President Donald Trump has unleashed a “trade war” against China. Tariffs, investment restrictions, export controls, and reduced leakage of technology are all components of this US policy. Trump has brought idiosyncratic and controversial elements to trade relations, such as the aggressive use of tariff hikes. But it’s not fully “Trump’s trade war,” as many Democratic and Republican members of Congress also believe the US should level the playing field for trade with China. The political establishments in the US and many other countries are concerned about Chinese practices on market access, industrial policy, intellectual property (IP) protection, and other issues.
The trade dispute has had a distinct dynamic during 2018 and so far this year. The centerpiece has been reciprocal tariff actions. President Trump placed tariffs on $50 billion worth of Chinese goods. Beijing responded with tariffs on the same amount of US products. Then, the US administration placed tariffs of 10% on an additional $200 billion of goods and threatened to raise the rate to 25%. China responded by hitting an additional $60 bn of US exports. Washington then threatened to place tariffs on the remainder of Chinese exports to the US. In May 2019, the US implemented the 25% rate, and China retaliated by increasing tariffs on US imports. Investment restrictions, export controls, and intellectual property actions accompanied the tariff hikes. Most recently, at the G20 summit, declared at least a temporary truce. The US committed not to raise tariffs further and to ease pressure on Chinese tech giant Huawei. Beijing in turn agreed to resume trade talks.
The trade dispute poses significant risks for the US, China, and the global economy. For the US, a prolonged trade war could lead to a significant drop in US equity markets. Investors have shown great sensitivity to trends in the trade war. The US agriculture, aircraft, and other sectors stand to lose if issues are not resolved. Also, expensive dislocations will occur for US companies whose supply chains depend on China. The Trump Administration does not want US firms, especially those involved in innovative or “critical” technologies, to be dependent on Chinese suppliers. (The US seeks “decoupling,” or separation of US and Chinese production.) As a result, many of these US firms are relocating production from China to countries with less attractive investment climates. Finally, in the context of the trade dispute, both sides risk political disputes becoming more prone to escalation. If there is an incident in the South China Sea, or Taiwan, it could be harder to contain if tensions are already high.
For China, the trade war has created uncertainty in the investment climate, which is one reason why Chinese economic growth has slowed. Because of slower growth, China’s leaders have eased efforts to reduce debt levels and gray area banking and insurance operations. That’s risky for China, as it means key reforms have slowed. More generally, the trade war could empower anti-reform members of China’s elite. Finally, if the US reimposes harsh measures against Huawei, the company could fail.

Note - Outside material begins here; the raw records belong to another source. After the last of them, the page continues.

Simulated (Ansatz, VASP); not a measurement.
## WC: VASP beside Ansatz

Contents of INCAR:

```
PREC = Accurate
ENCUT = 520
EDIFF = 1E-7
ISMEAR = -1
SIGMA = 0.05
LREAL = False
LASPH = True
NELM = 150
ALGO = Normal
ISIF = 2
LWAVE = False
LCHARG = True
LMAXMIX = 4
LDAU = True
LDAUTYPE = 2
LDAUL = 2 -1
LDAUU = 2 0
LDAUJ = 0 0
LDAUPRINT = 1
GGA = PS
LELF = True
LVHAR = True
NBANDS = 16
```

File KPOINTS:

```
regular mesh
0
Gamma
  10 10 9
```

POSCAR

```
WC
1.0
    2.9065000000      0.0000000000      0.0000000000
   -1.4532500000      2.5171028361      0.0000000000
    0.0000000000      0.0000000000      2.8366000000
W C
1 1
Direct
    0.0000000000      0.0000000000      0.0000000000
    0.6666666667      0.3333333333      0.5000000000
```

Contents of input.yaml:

Regarding the global economy, risks also abound. Decoupling will produce slower innovation. Much innovation has occurred through collaboration between US and Chinese firms. And megaprojects such as 5G development will occur more slowly and cost more in light of decoupling. Moreover, key parts of the global economy including the innovation and national security sectors will move toward “partition.” The future will see a battle between the two nations for large third country markets, such as Brazil and Indonesia. Most nations and their firms -- in the innovation and national security sectors -- will align with either the US or China. Governments will seek reliable supply, and firms will seek to avoid producing for different standards regimes and to avoid exposure to tariff wars.
At this juncture, it’s unlikely there will be a resolution any time soon. The most likely scenario is that the current uneasy truce will remain in place through the US presidential election in 2020. Neither side is willing to make major concessions. Yet neither side is likely to take big risks. Trump will be averse to putting the US equity market at risk in the runup to the election, President Xi Jinping, meanwhile, will seek to avert further economic dislocations amidst slowing Chinese growth.
Most important, broader US-China competition will escalate regardless of whether there is a near-term trade deal. On 5G, quantum computing, AI, robotics, and other arenas, the US and China will engage in a struggle for advantage in the global economy over coming decades. That structural, and dangerous, competition will be difficult if not impossible to avoid.
Turning to the effect of the trade war on the Asia-Pacific and other regions, President Trump’s actions and negotiating style have made many nations uneasy. Trump is clearly willing to use tariff hikes often and has even threatened to backtrack on his own agreements. The US president’s trade policies have led other nations in the Asia-Pacific region to begin hedging by seeking trade relations with a wider range of partners.
Finally, there are several implications of the trade war for Russia. First, Russia will conduct foreign trade in an increasing context of geo-economic bipolarity. Moscow will have to find the best role for the country in that new context. Second, there are new downside risks to the Chinese and US economies from the trade dispute. A large correction in either market would reduce global demand and probably lead to a drop in the price of oil. Third, US unpredictability will give impetus to efforts to reduce reliance on Washington and develop methods of settling transactions without using the dollar. Finally, Russia and all nations should beware of serious tension in US-Chinese relations. Escalation of an incident in the South China Sea, for example, is in the interest of no nation.